Legal English is a minefield of terms and definitions. By understanding the grammatical rules that underpin these terms, you will be more likely to effectively understand legal documents. Taking a Legal English course is a great way not only to learn about what you should look out for when writing and proofreading legal documents in English, but also to acquire a good grasp of the legal documents you are faced with.

Whilst considerable time is devoted to drafting a commercial agreement, it’s essential that you proofread the document thoroughly to ensure that it does not contain any errors. One technique that can help you effectively proof your documents is called capitalised terms checks.
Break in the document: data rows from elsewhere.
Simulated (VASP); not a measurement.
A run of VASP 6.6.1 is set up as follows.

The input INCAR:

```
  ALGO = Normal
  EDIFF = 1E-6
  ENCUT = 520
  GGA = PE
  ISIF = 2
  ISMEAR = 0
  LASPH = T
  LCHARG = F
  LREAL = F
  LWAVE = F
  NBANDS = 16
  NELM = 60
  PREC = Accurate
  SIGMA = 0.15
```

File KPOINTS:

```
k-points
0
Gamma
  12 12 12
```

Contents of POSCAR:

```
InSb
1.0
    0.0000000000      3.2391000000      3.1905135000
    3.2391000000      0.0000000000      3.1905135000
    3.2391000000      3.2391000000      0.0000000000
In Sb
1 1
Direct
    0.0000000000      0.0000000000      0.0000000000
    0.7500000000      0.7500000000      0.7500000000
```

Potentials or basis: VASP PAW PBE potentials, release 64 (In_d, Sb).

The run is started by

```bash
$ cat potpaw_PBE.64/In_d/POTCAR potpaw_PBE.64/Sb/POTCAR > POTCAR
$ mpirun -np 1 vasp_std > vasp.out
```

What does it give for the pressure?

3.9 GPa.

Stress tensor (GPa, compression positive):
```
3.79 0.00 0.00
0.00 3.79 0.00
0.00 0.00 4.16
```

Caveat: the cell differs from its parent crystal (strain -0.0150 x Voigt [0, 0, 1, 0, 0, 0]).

Business Writing Viorika Prikhodko i2 Legal English in Focus: Proofreading Commercial Agreements

© istockphoto.com/Viorika Prikhodko

Capitalised terms checks are exercises that are carried out when proofreading a commercial agreement in order to ensure that:

  • The body of the agreement does not contain words which are incorrectly written with an initial capital letter, thus giving the impression of being defined terms
  • All defined terms created in the agreement are actually used

Ekmark Law concisely summarises the importance of a capitalised terms check and the consequences if ignored.

On the Lookout for Defined Terms

Modern commercial agreements tend to contain vast quantities of definitions. This could be in reference to the individuals involved in the agreement, such as the “Purchaser” or “Vendor”, or it could be in relation to particular issues that are dealt with in the agreement, such as “Audit” or “Confidential Information”. These terms are generally found in the definitions section. Definitions can also be created specifically for a particular clause.

These definitions are easily identifiable as the first letter of the defined term (or each word in the defined term) is written in capital letters. It is therefore really important that you proofread the agreement to ensure that each word that begins with a capital letter is either a defined term (present in the definitions section or created thereafter) or that it is a proper noun, such as “Germany” or “Alpha Limited”.

Where the agreement contains a big definition section (e.g. a share purchase agreement) consisting of up to twenty pages, this task can be made easier by creating a separate list of the defined terms (whereby one deletes the actual definitions).

Once the definitions list is created, you should always read the agreement slowly and check each word that appears with an initial capital letter. If it is not a word that is normally written with a capital letter, check whether the term is included in the definitions list. If it is in the list, the proof-reader simply needs to tick the word in the agreement. If it is not in the definitions list, you should highlight the word as either a new definition or write the word in lower case.

Have you referenced the defined terms?

The second capitalised terms check that you should always carry out seeks to ensure that all the definitions contained in the definitions section are used at least once in the agreement. Problems may arise if the agreement, e.g. a share purchase agreement, is modelled on a previous transaction and certain specific definitions created for that transaction are not used in the new agreement. In this case, rather than create a bare list of defined terms, it is better to print out the entire definitions section as a defined term might only be used in the definition of another term and might not appear in the body of the agreement. To check this effectively, you should work through the following steps:

  1. Read the agreement
  2. Identify each word that is written with an initial capital letter
  3. Tick off each defined term in the definitions section that corresponds to the word in question

Once this exercise is completed, you may find several redundant defined terms which should then be deleted from the agreement.

Conducting a capitalised terms check can be a tedious process but it is highly important and can significantly enhance document comprehension. Taking a Legal English course can help you to take the right steps in creating a winning and professional legal document.

© Communicaid Group Ltd. 2011

Jul 21

Legal English is often full of impenetrable terms that make contracts unnecessarily difficult to understand. The role of a legal contract should be to make the terms and conditions of any agreement clear and transparent rather than confusing. This article forms part of our series on Legal English and will shed light on some of the major terms and clauses found in legal contracts.

One clause you may often come across is the Liquidated Damages Clause, but what exactly is it?

Business Writing Viorika Prikhodko i Legal English in Focus: Liquidated Damages Clauses

© istockphoto.com/Viorika Prikhodko

In a contract involving two parties, a Liquidated Damages Clause is put into place to serve the best interests of each party and to discourage both parties from breaking the rules of the contract. For example, if Party A fails to uphold their side of the agreement, they must pay a fixed and previously agreed upon sum of money to Party B, who has fully adhered to the agreement.

In this case, Party A is known as the ‘defaulting party’ while Party B is called the ‘non-defaulting party’. Both of these terms will occur frequently in a Liquidated Damages Clause. Importantly, this clause does not aim to punish the defaulting party (Party A) but indeed to compensate the non-defaulting party (Party B).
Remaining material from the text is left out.